2013-09-11 Thread Grégory Alvarez
Hello,

Over the past year I was in contact with different cryptographers (I was 
designing a new symmetric algorithm) and they all told me in order to publish 
it no governmental authorization was needed. They also told me that they 
publish paper all the time without having an authorization.

However there is the Wassenaar Arrangement between US, Europe and other 
countries that regulate the export and use of cryptography 
(http://www.wassenaar.org/introduction/index.html).

The Article 3 of the chapter 2 of the european law says : An authorisation 
shall be required for the export of the dual-use items listed in Annex I 
(http://eur-lex.europa.eu/LexUriServ/LexUriServ.do?uri=OJ:L:2009:134:0001:0269:en:PDF).
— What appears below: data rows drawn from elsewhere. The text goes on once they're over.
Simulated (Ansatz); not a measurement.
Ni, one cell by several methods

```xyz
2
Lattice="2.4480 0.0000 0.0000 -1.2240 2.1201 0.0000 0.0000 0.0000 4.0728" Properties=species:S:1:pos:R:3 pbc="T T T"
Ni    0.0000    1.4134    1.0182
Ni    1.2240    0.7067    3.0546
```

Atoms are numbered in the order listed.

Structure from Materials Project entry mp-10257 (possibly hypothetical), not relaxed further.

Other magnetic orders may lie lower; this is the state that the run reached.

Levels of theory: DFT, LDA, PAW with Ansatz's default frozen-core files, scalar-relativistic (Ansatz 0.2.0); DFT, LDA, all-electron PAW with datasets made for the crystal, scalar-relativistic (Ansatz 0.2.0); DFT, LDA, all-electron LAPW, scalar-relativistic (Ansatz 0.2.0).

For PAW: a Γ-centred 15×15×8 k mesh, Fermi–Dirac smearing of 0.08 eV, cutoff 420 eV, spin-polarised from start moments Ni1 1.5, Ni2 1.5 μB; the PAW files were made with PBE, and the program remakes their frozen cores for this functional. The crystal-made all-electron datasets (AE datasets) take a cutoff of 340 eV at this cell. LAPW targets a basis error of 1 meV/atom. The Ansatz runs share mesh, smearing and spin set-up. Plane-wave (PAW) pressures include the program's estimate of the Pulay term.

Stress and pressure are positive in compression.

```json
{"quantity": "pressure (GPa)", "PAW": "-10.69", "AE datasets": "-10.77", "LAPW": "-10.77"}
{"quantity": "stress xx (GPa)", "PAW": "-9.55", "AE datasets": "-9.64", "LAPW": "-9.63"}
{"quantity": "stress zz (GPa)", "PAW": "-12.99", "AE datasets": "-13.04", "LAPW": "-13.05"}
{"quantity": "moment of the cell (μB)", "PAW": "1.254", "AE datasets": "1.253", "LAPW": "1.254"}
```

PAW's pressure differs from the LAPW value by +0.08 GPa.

What they consider dual-use items is A ′′symmetric algorithm′′ employing a key 
length in excess of 56 bits 
(http://www.wassenaar.org/controllists/2012/WA-LIST%20%2812%29%201/08%20-%20WA-LIST%20%2812%29%201%20-%20Cat%205P2.doc).

The department of the ministry of defense that handle this regulation can't 
answer if publishing a cryptographic algorithm needs an authorization. However 
the Wassenaar Arrangement clearly says that material, software and technology 
need an authorization to be exported / published.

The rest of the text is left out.